While many Bowdoin seniors are searching for jobs or preparing for graduate school, Josh Magno '11 is packing his suitcase. Magno was awarded a prestigious Watson Fellowship and will spend the next year traveling the world, spending time in at least five different countries completing his project "5, 6, 7, 8, Instep, Outreach: An Exploration of Dance as Community Service."

The Watson Fellowship is awarded annually to 40 undergraduates from a pool of 40 colleges and universities in the United States each year, taking into consideration "individuals of unusual promise." Those awarded the fellowship are required to spend one year outside of the United States pursuing a project of their own design.

Director of Student Fellowships and Research Cindy Stocks discussed Magno's unique project and the many reasons why he was awarded the $25,000 grant by the Watson Foundation.

"Josh has a demonstrable passion for both dance and community service," said Stock. "The project he proposed was this ideal melding of the two things he is really passionate about. What Josh was proposing to do, there was no other way to get it done, which makes it an ideal Watson project."

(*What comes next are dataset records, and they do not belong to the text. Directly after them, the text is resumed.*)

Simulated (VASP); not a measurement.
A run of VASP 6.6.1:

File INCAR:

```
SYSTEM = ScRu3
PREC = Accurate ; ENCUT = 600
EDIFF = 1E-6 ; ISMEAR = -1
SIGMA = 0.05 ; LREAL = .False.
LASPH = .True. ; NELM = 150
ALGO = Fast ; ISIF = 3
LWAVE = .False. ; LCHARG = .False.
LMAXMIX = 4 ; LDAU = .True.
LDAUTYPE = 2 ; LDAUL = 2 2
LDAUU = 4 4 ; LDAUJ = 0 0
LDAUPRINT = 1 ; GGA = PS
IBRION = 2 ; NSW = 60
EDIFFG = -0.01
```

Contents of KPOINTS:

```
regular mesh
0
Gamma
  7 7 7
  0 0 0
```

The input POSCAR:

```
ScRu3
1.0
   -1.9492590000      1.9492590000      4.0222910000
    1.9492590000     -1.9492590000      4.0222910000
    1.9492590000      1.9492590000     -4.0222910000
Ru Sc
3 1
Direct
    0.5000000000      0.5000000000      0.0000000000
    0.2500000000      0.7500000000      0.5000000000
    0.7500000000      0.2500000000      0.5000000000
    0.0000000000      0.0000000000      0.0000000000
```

Magno's project brings together his commitment to community service and his love of dance, both stemming from his Bowdoin experience and beyond.

"I first wanted to do something with dance and pop culture and looking at how they varied throughout different countries," said Magno. "Then a friend showed me a video of a company in India that teaches dance to the blind. I remember thinking to myself, 'Why didn't I think of this before?'"

By joining dance companies in Argentina, the United Kingdom, France, Egypt, India and Uganda, Magno intends to explore how dance groups around the world incorporate community service projects into their performances and unique cultural styles.

"A part of me identifies with each of the companies," said Magno. "The ones that perform for awareness and education plucked a certain string inside me."

Magno also spoke about the potential his project has to impact others.

"There is just something about dance that when you watch, it shows what is relevant and important in a community or a society," he said. "To me, dance, especially put in the context of the Watson, just shows something that is important to you."

Stocks echoed this comment when she spoke about the influence Magno's project will have here in the Bowdoin community as well as abroad.

"I think that students seeing Josh going and doing these things puts fellowships on the radar screen and within reach of others," she said. "Who knows what Josh will experience and how he might bring that back to Bowdoin in the years to come."

"That's the exciting part of it, that untapped potential," Stocks added.